* Jake Savin <email@hidden> [2005-08-18 00:10]:
> I'm not arguing that it should withhold a choice if two feeds
> offer differing content. I'd like to try to stick with solving
> the particular problem that Mark Nottingham raised in the first
> place.
But the options you proposed in your previous mail would solve
that particular problem at the detriment of other scenarios.
That’s why I spoke up.
> I believe it's mostly a user interface issue, but however much
> we'd like for there not to be, there *are* political
> ramifications for having the software choose one format over
> the other, if the user has no way of setting their own
> preference. The subtle long-term effect is to promote one
> format over the other, which is something we can probably agree
> should be avoided.
Well, I don’t really agree (see which spec you’ll find my name
on), and outside their News feeds Google don’t seem to either,
and to date, I haven’t seen anyone defend RSS2 on the basis that
it is technically superior in any aspect over Atom.
But I understand if someone else would like to keep out of that
hotbed.
> >There is one somewhat reliable heuristic, which is that when
> >two different autodiscovery links carry the same non-empty
> >title, they can be assumed to be identical. Its practical
> >value is low, though, since this is not currently wide-spread
> >convention among publishers.
>
> That's one I hadn't thought of. I agree that it's probably of
> little practical value right now. Perhaps it's worth thinking
> about a reliable way to decide if two feeds carry identical
> content.
Anything anyone decides on *now* will only affect the future.
There is too little standardization or even just convention in
the area as things stand.
> However this doesn't necessarily solve the problem Mark
> reported, where Safari doesn't know that his news reader only
> understands RSS and sends it an Atom feed instead.
I don’t believe that is a problem which needs to be solved. Any
aggregator which does not support all popular formats is
committing suicide. There are millions of sites which provide
their feed(s) in only one format – which is what they should be
doing, IMO.
> My guess is that switching to RSS2 as the default without
> giving users a choice, would be seen by at least some in the
> Atom camp as playing against them.
I would see it as disappointing, frankly.
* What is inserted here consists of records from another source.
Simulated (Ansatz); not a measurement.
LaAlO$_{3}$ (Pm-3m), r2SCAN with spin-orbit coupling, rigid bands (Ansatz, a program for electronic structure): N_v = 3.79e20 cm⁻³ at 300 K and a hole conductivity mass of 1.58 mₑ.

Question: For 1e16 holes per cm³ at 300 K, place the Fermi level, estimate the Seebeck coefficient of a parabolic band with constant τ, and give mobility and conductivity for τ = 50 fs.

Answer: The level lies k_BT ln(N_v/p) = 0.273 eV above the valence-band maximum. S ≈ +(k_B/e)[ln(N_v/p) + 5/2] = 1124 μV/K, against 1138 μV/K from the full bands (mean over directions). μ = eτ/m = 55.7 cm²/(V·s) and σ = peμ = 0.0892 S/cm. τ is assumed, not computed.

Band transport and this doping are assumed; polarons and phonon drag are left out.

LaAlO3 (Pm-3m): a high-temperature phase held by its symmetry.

Apple know better than a lot of people that good UI design is
about restricting choices, not multiplying them. The same
principle applies almost universally to design of any kind,
including that of APIs and data formats. Atom is good because
it’s all about removing unnecessary options and standardizing on
one right way to do things.
> On Aug 16, 2005, at 4:35 PM, Sam Ruby wrote:
> >Click on the orange icon in lower right of the window. You are
> >presented with a choice between "Subscribe to 'XML.com
> >Articles and Weblogs'" and "Subscribe to 'XML.com Articles and
> >Weblogs'". No difference in titles. One happens to be in Atom
> >1.0 format. The other happens to be in RSS 2.0 format.
> >
> >Firefox will happily consume both.
>
> Very cool. I didn't know this was the case in FireFox, though I
> probably should have. Do any of the rest of you see this kind
> of behavior as a viable solution for Safari?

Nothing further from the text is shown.